Finding the maximum value of area of triangle PXY as X varies.

Question

The circle C has radius 1 and touches the line L at P. The point X lies on C and Y is the foot of the perpendicular from X to L. Find the maximum value of the area of triangle PXY as X varies.

Let the circle be $x^2+(y-1)^2=1$ and the point P be $(0,0)$

Let X be $(\cos\theta,1+\sin\theta)\implies$ area of triangle PXY=$\frac12\cos\theta(1+\sin\theta)$

The answer is $\frac{3\sqrt3}8$, that seems to come at $\theta=30^\circ$ but why?
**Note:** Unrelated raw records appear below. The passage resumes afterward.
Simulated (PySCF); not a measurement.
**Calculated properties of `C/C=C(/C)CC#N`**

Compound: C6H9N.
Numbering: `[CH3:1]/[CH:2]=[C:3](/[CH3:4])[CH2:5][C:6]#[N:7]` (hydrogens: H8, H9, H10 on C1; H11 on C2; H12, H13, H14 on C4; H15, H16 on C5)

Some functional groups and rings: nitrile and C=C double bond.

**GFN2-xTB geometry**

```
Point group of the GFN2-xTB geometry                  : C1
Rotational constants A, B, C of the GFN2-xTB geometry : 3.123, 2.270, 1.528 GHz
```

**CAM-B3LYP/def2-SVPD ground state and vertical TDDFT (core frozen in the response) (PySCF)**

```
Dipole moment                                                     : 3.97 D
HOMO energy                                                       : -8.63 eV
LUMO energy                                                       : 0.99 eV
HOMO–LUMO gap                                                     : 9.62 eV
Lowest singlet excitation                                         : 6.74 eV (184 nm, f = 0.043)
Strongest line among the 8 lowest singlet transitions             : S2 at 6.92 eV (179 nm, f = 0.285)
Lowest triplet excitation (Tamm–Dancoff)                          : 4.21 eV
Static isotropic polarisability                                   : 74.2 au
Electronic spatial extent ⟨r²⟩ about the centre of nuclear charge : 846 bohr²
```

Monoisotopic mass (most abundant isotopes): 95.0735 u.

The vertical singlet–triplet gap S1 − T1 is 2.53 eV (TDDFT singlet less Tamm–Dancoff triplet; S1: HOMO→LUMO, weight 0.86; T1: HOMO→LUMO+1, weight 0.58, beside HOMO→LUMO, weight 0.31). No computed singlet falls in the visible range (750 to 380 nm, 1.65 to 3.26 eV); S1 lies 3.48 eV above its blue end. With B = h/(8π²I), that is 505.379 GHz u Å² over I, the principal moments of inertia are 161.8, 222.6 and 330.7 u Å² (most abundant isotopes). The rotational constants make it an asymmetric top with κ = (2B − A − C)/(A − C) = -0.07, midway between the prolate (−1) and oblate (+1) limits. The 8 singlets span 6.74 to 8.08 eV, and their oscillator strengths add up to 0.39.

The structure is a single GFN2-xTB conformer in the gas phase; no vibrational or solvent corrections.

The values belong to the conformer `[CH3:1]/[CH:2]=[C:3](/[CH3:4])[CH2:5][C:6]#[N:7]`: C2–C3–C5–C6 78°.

Also, is there a general way to solve this question without letting a particular circle.

Answer 1

Let $\angle XPY=\theta$. Because of symmetry, WLOG $\theta<\dfrac\pi2$. By the law of sines, $PX=R\cdot\sin\theta=2\sin\theta$. So $PY=2\cos\theta\sin\theta$ and $XY=2\sin^2\theta$. By AM-GM inequality, \begin{align*} &[PXY]=\frac{PY\cdot XY}2=2\sin^3\theta\cdot\cos\theta\\[1em] ={}&6\sqrt3\sqrt{\frac13\sin^2\theta\cdot\frac13\sin^2\theta\cdot\frac13\sin^2\theta\cdot\cos^2\theta}\\[1em] \le{}&6\sqrt3\sqrt{\left(\tfrac{\textstyle\frac13\sin^2\theta+\frac13\sin^2\theta+\frac13\sin^2\theta+\cos^2\theta}{\textstyle4}\right)^4}=\frac{3\sqrt3}8. \end{align*}

Answer 2

$A=\frac12 \cos \theta(1+\sin \theta)$

$A'=-\frac12 \sin \theta+\frac 24 \cos 2\theta$

$\cos 2\theta -\sin \theta=1-2\sin^2 \theta-\sin \theta=0$

which gives $\sin \theta = -1, \frac 12$

Maximum of A is for $\sin \theta=\frac 12$

Or

$\theta =30^o$

Putting in A we get $A=\frac{3\sqrt 3}8$

Answer 3

Answering your question on the general case:

Let $O$ be the centre of the circle and let $\angle POX=\theta$.
As mentioned in the question, $\angle XYP=90^\circ$.
Since $L$ is a tangent to the circle at $P$ and $OP$ is a radius, $L$ is perpendicular to $OP$ and so $\angle OPY=90^\circ$.
$\therefore OPYX$ is a trapezium and $\angle OXY=180^\circ-\theta$. Since $OX$ and $OP$ are radii of $C$, $OX=OP$, meaning that $OXP$ is an isosceles triangle, so $\angle OXP=90^\circ-\frac{\theta}{2}$.
$\therefore\angle PXY=180^\circ-\theta-\left(90^\circ-\frac{\theta}{2}\right)=90^\circ-\frac{\theta}{2}.$ Let $M$ be the midpoint of $PX$.
Since $OPX$ is isosceles, $OM$ bisects $XP$ and so triangles $OMX$ and $PYX$ are similar.
By the cosine rule, $PX=\sqrt{2-2\cos\theta}$, so the scale factor is $\sqrt{2-2\cos\theta}$.
$\therefore[PXY]=(2-2\cos\theta)[OMX]$, where $[ABC]$ denotes the area of a triangle $ABC$.
$[OMX]=\frac12[OPX]=\frac14\sin\theta$.
$\therefore[PXY]=\frac14\sin\theta(2-2\cos\theta)=\frac12\sin\theta(1-\cos\theta)$.
$\frac{d}{d\theta}\frac12\sin\theta(1-\cos\theta)=\frac12(\sin^2\theta+\cos\theta-\cos^2\theta)$
$\frac12(\sin^2\theta+\cos\theta-\cos^2\theta)=0\Rightarrow -2\cos^2\theta+\cos\theta+1=0\Rightarrow\cos\theta=1$ or $-\frac12$
$\cos\theta=1\Rightarrow \theta=0^\circ$ minimises the area of the triangle and $\cos\theta=-\frac12\Rightarrow \theta=120^\circ$ maximises the area of the triangle.
$\therefore[PXY]_{max}=\frac12\sin120^\circ(1-\cos120^\circ)=\frac12\cdot\frac{\sqrt3}2\cdot\frac32=\frac{3\sqrt3}8$